This is a rush transcript from "Journal Editorial Report," October 15, 2011. This copy may not be in its final form and may be updated.
PAUL GIGOT, HOST: This week on the "Journal Editorial Report", another good week for Mitt Romney. Has the former Massachusetts governor got the GOP presidential nomination all wrapped up? Or is there an anti- Romney waiting in the wings?
Plus, the Obama jobs bill fails in the Senate. Where does it go from here?
All that, and Iran's terror plot. How should the U.S. respond to an assassination attempt on American soil?
Welcome to the "Journal Editorial Report". I'm Paul Gigot.
Well, it was a good week for Mitt Romney. The GOP presidential hopeful turned in another solid debate performance in the all-important state of New Hampshire and he won the much-sought after endorsement of New Jersey Governor Chris Christie. While the latest Wall Street Journal/NBC News poll showed Businessman Herman Cain's star rising, it also shows Romney's biggest rival, so far, Texas Governor Rick Perry, continuing his fall. And, through it all, his support remains steady.
So, does the former Massachusetts governor have the nomination wrapped up? Or is there an anti-Romney waiting in the wings?

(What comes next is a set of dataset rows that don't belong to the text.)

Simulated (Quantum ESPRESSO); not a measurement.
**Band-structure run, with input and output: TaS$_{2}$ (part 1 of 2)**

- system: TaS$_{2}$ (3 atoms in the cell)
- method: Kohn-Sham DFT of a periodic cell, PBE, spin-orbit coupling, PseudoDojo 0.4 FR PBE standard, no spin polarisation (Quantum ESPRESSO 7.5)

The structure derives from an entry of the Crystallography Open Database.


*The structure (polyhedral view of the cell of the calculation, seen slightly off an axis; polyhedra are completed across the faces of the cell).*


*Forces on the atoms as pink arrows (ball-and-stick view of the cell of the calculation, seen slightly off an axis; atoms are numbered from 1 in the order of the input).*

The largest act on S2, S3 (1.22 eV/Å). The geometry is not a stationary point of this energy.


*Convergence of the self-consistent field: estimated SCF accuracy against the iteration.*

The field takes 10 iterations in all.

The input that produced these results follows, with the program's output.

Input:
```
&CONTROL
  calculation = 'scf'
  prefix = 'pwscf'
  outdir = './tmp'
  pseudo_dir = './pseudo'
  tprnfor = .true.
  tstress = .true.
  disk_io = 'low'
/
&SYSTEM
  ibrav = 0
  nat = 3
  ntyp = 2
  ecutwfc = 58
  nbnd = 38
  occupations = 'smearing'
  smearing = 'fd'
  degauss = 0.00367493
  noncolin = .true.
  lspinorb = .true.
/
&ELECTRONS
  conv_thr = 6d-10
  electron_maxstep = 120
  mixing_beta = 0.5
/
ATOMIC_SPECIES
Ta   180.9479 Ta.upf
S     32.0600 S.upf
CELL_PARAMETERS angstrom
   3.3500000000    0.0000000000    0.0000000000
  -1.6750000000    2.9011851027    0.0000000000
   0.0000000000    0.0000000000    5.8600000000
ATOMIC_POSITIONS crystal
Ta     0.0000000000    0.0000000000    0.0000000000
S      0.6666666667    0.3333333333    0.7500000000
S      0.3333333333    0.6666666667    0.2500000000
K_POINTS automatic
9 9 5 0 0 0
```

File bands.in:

Joining the panel this week, Wall Street Journal editorial board member, Dorothy Rabinowitz; columnist and deputy editor, Dan Henninger; and assistant editorial page editor, James Freeman.
So, Dorothy, we keep reading this week that Republicans are getting used to the idea that Mitt Romney is the inevitable nominee. Do you agree?
DOROTHY RABINOWITZ, EDITORIAL BOARD MEMBER: Yes, I do think they're getting used to it. But there is exactly what you said, these are all good questions. I don't think there's another anti-Romney who is going to transcend the current Romney. But this is like one of those old Hollywood movies of the 40's and 50's, there is this guy that you like, but you know you're not really in love with him.
(LAUGHTER)
And, in the end, after all of the travails, he's the one you want. I don't think that's going to happen. But what is going to happen --
(CROSSTALK)
GIGOT: Wait a minute. You don't think that --
(CROSSTALK)
RABINOWITZ: I don't think that people are going to suddenly decide we are passionately in love with this man. What they're going to decide is he can win and nobody else can win. And all the rest of this is nipping away at his heels. All of these warm-hearted people, like Herman Cain, who is a true figure of --
(CROSSTALK)
DAN HENNINGER, COLUMNIST, DEPUTY EDITOR: Well, I would qualify this. I think that he's gaining support among professional politicians, like Chris Christies, insiders, and campaign contributors. These are the people engaged in the politics all the time. They've decided the only thing that is important is defeating Barack Obama.
GIGOT: Right.
HENNINGER: And this is the guy who looks like it. But I think out there across the broad Republican electorate, there is still a lot of anxiety. They are not enthusiastic. And if you pitch this down the road, if the idea is that, come next September or so that these people are supposed to fall in line, at the moment, the Republican base out there is not falling in line for anybody or any politician.
GIGOT: This is -- this is -- Dan makes a fascinating point because in all of the polls so far, Romney, despite the fact the he's been clearly the best performer in the debate, despite the fact he looks to be at least if you look at the merits, the best, most formidable candidate, rather, against Barack Obama, he can't crack 25, 30, 28 percent in the polls. He can't make the sale.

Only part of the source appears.